More bones were excavated from the Great Salt Wetlands in 2001. But by that time, leadership in the Northwest Band had changed, the political climate had shifted, and the Shoshoni declined to allow scientific testing of the new batch of remains.

Where Do the Bones Belong?

Representatives from the state of Utah and the Northwest Band of the Shoshoni agreed to place the wetlands remains in a vault. The idea was that this would be a respectful final resting place for the bones that the tribe could control but that wouldn't preclude future study down the road. As science advances, new techniques may be able to extract even more information about ancient lives from these bones. If the remains were reburied, they would be lost to future scientists. If they went to a museum or university, the Native Americans would be back to square one on this issue. The repository was designed as a kind of compromise. It can't be accessed without approval of both the state and the tribe. These kinds of vaults are starting to be utilized around the world.

Photo of corn
Fremont remains were eroding out of the ground at Range Creek before scientists stabilized the burials.
 

The bones discovered at Range Creek are likely to stay where they are, in the ground. The Bureau of Land Management is the federal land-managing agency for the site and so is charged by NAGPRA to make sure the human remains are properly treated. All the burials are stabilized and in out of the way areas, says Blaine Miller of the BLM. "Most of them take a great effort to get to—like a 12-to-14-hour round trip hike—so we don't think many people are going to be stumbling onto them by accident." But even the decision to let ancient bones remain where they are can be surrounded by controversy. Many Native Americans around Utah and from other tribes that claim to be descended from the Fremont didn't hear about the burials at Range Creek until they saw it on the news, though the BLM asserts that it had notified the proper contact people within the tribes. For now, no decision has to be made under NAGPRA about which tribe is most closely affiliated to the Range Creek remains since everyone agrees they should not be disturbed. But that could change in the future if the burials become damaged or scientists approach with a request to conduct a study of the bones.
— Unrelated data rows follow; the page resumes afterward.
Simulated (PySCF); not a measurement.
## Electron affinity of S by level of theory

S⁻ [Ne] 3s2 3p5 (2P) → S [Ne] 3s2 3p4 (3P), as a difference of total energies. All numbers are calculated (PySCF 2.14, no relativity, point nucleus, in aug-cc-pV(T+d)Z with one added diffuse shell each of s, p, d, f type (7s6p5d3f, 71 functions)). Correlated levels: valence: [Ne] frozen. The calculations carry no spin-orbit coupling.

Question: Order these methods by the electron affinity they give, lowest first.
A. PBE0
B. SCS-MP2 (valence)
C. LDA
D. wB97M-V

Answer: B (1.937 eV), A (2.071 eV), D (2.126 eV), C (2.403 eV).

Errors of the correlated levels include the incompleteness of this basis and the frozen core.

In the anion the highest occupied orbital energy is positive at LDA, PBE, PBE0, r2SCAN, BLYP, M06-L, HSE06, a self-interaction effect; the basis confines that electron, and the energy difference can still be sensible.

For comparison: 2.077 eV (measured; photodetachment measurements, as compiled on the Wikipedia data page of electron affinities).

  Photo of archaeological dig

Archaeologists excavating with the greatest of care Fremont remains from the 10th and 11th century.
Credit: Steven Simms, Utah State University

The idea of scientific analysis doesn't sit well with people like Patty Madsen Timbimboo, a member of the Northwest Band of the Shoshoni Nation. "The destruction of bone is not what I'd like to see done to any of my relatives," she says. "If you knew how they lived long ago, how does it affect my life? To dig somebody up and start sawing on them because you want to know something about them? That's difficult." Some Native Americans feel that through their oral histories and traditions they already know all they need to about the lives of earlier indigenous people. The idea that science is more substantive than what their religion and culture teach them about the past can be offensive. By no means is the struggle over how best to treat ancient remains one between "Indians" and "scientists" — there aren't two monolithic opinions that these groups embody. "I see it as related to the national struggle we have in America with religious fundamentalism and science," says Steve Simms. "We can choose if we want to take an empirical investigation of affairs, or do we want to decide through testimony and belief what is true." Others warn that turning away from scientific information about the past puts us at risk of historical revisionism in the hands of politicians who can construct a past to fit their own agendas.

NAGPRA and the state laws it inspired try to remedy past injustices and set up a framework in which people can work together. The problem is that there's no easy compromise between the positions held by those on the extremes of the issue of scientific testing.